Gold prices are attempting to find a bottom after experiencing a period of intense volatility.

Gold prices are trying to find a bottom after a period of intense volatility. As of Monday afternoon Singapore time, gold prices have narrowed their earlier losses and are trading near $4,630 per ounce. This move came after Axios reported that the United States, Iran, and regional mediators are discussing the terms of a potential 45-day ceasefire agreement, a development that could ease near-term geopolitical risks. Still, Donald Trump’s remarks remain mixed: while he referenced the final deadline related to reopening the Strait of Hormuz, he also issued new threats against Iran, leaving investors weighing hopes that the situation could de-escalate against the possibility of further disruptions.

The overall macro backdrop is not favorable for gold. Since the conflict broke out in late February, gold prices have fallen by about 12% as rising energy costs have pushed up inflation expectations. At the same time, strong U.S. labor market data—including March nonfarm payrolls rising to the highest level since the end of 2024—has further reinforced the Federal Reserve’s focus on inflation risks rather than cutting rates in the near term. This combination could weaken gold’s traditional appeal, especially when rising interest rates often put pressure on non-yielding assets. Meanwhile, some investors appear to be unwinding positions to offset losses in other areas.
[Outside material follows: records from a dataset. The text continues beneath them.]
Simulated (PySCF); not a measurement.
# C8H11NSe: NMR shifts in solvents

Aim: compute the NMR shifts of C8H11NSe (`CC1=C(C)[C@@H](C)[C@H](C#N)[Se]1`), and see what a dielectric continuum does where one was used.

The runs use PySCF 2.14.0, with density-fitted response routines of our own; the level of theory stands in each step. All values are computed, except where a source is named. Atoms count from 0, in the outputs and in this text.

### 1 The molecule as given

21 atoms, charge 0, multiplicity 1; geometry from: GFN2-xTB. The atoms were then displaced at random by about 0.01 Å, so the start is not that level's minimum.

Positioning across markets looks relatively cautious. A comment from a former JPMorgan trader suggests that investors are “taking the chips off the table” to protect their portfolios during periods of high volatility. While technical signals indicate that the recent selloff may be stabilizing, given that U.S. inflation data are set to be released this week and oil prices continue to climb, the outlook remains uncertain. The next move in gold may depend on whether ceasefire talks can translate into tangible progress, or whether inflation pressure and policy expectations continue to drive investors’ thinking.